Break Point: If a player wins a break point, they win the service game of the opponent.

In [2]:
%%time

# pulling function - 50470 matches
df = prepare_atp()
df.shape

FileNotFoundError: [Errno 2] No such file or directory: 'ATPMain.csv'

In [3]:
# confirm prepare
df.head(3)

NameError: name 'df' is not defined

In [None]:
df.tail(3)

In [None]:
# # Pulling Player Database aggregated stats of players within the time span
# PlayerData = pd.read_csv('PlayerData.csv')
# PlayerData.shape

In [None]:
## PlayerDatabase of 371 players that hit a maxrank of at least 100 and have 50 or more games
#PlayerData.head()

In [None]:
# confirm clean
# df = clean_for_model(df)

In [None]:
# split the data into train, validate, and test so that we can conform there is not overfitting on our model
train, validate, test = train_validate_test_split(df)

In [None]:
# confirm split
train.head(1)

## Explore

### What drives winning? 

Plan for explore:

To identify features to use in modeling, separate the groups by wins / losses and then see if there was a significant difference between variables in that group. For exapmple: I'll take all of the matches that player1 wins and get the mean rank points for player1 for that group then do the same for all of the matches where player1 loses. If there is a significant difference then hight is likely a driver of winning and losing.

In [None]:
# seperate player 1 wins and losses into dfs
player_1_w = train[train['player_1_wins'] == True]
player_1_l = train[train['player_1_wins'] == False]

In [None]:
# confirm wins df
player_1_w.head(1)

In [None]:
# confirm losses df
player_1_l.head(1)

#### Does player1_rankpoints impact player_1_wins? 
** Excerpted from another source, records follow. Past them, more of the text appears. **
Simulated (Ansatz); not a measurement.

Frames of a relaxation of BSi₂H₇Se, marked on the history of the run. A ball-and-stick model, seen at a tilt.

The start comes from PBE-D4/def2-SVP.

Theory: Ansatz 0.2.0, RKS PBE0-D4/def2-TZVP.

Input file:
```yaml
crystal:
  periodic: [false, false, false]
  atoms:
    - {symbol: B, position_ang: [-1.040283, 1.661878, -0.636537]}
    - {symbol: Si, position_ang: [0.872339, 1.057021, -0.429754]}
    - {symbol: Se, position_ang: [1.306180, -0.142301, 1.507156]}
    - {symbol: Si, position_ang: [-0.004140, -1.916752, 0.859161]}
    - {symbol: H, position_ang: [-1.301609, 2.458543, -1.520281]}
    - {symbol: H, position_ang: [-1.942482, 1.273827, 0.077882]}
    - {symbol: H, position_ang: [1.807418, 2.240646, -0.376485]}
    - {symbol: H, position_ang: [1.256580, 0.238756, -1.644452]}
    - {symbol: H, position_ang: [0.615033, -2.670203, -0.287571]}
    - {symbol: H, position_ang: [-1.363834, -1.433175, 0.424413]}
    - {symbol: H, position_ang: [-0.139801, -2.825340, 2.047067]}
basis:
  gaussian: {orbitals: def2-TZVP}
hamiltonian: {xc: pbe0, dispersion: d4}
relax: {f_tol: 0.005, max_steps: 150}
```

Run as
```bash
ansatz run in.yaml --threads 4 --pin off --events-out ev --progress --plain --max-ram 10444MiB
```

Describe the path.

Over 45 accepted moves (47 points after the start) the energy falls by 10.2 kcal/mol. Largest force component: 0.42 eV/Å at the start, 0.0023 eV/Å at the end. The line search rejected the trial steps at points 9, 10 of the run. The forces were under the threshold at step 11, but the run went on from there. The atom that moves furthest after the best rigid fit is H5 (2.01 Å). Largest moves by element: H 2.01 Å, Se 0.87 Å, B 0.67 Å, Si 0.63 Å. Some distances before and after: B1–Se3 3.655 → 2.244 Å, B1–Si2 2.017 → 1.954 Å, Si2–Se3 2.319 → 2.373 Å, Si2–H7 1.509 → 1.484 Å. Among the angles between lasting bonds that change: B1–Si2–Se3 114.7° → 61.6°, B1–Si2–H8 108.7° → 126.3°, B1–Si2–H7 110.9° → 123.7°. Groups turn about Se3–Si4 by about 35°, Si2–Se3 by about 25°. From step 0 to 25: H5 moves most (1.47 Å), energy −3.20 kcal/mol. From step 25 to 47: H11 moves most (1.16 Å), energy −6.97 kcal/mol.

I will check to see if the average ranking points when player 1 wins is not the same as when player 1 loses.

In [None]:
# Rank points
print('Average rank points, all matches: ' + str(train['player_1_rankpoints'].mean()))
print('Average rank points, player 1 wins: ' + str(player_1_w['player_1_rank_points'].mean()))
print('Average rank points, player 1 loses: ' + str(player_1_l['player_1_rank_points'].mean()))
print('\n')

It does look like there's a significant difference in the average rank points amongst wins and losses.

I will confirm that with stats and a visual: 

In [None]:
# We want to be sure that the effect we see isn't explained by chance, so I will use a confidance interval of 95%
# The resulting alpha is .05.
null_hypothesis = "The average ranking points when player 1 wins is the same as when player 1 loses."
alternative_hypothesis = "The average ranking points when player 1 wins is not the same as when player 1 loses." 
alpha = 0.01

In [None]:
get_ttest_rank_points(train)

In [None]:
p = 0.000
if p < alpha:
    print("We reject the null hypothesis that", null_hypothesis)
    print("We move forward with the alternative hypothesis that", alternative_hypothesis)
else:
    print("We fail to reject the null")
    print("Our evidence does not support the claim that the average ranking points when player 1 wins is not the same as when player 1 loses")


In [None]:
get_winning_player_rank_points(train)

##### Does player_1_hand_R impact player_1_wins?

I will check to see if there is a dependence between right hand used and player 1 winning using stats: 

In [None]:
# We want to be sure that the effect we see isn't explained by chance, so I will use a confidance interval of 95%
# The resulting alpha is .05.
null_hypothesis = "There is no dependence between right hand used and player 1 winning"
alternative_hypothesis = "There is a dependence between right hand used and player 1 winning"
alpha = 0.05

In [None]:
get_chi_right_hand(train)

In [None]:
p = 0.0055
if p < alpha:
    print("We reject the null that", null_hypothesis)
    print("We move forward with the alternative hypothesis that", alternative_hypothesis)
else:
    print("We fail to reject the null")
    print("Evidence does not support", alternative_hypothesis)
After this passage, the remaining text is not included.